Hi there!
I am trying to import a turtle dataset of just under 700MB containing roughly 2M nodes.
I am doing it into a community edition of the Neo4J database started as follows in docker:
docker run \
--name neo_realm_neo4j \
-p7474:7474 -p7687:7687 \
--add-host host.docker.internal:host-gateway \
-d \
--env NEO4JLABS_PLUGINS='["apoc", "n10s"]' \
--env NEO4J_AUTH=neo4j/test \
--env NEO4J_dbms_unmanaged__extension__classes="n10s.endpoint=/rdf" \
--env NEO4J_dbms_memory_heap_initial__size=2G \
--env NEO4J_dbms_memory_heap_max__size=55G \
-v $HOME/neo4j/data:/data \
-v $HOME/neo4j/logs:/logs \
-v $HOME/neo4j/import:/var/lib/neo4j/import \
-v $HOME/neo4j/plugins:/plugins \
neo4j:latest
with the following Cypher query
CALL n10s.rdf.import.fetch('{url}', 'Turtle')
(where URL is a docker accessible URL returning the turtle file)
As is evident the container is being given 55GB of RAM.

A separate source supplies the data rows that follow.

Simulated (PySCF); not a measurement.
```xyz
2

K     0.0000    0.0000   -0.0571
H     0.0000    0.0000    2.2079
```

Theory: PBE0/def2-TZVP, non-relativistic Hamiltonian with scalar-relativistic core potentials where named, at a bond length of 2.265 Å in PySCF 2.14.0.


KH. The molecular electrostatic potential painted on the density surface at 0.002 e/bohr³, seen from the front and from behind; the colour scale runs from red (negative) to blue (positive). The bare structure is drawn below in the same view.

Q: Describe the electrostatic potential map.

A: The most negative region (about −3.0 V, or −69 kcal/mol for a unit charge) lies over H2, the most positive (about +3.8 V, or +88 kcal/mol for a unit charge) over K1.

This process takes all RAM, and even slows down importing towards the end. Upon restarting the docker image everything is persisted, but only takes up 35GB of space.
Looking around, it seems like a 2M node dataset is rather small compared to what other people work with.
Are there any ways to go with optimizations in order to make this a bit more manageable?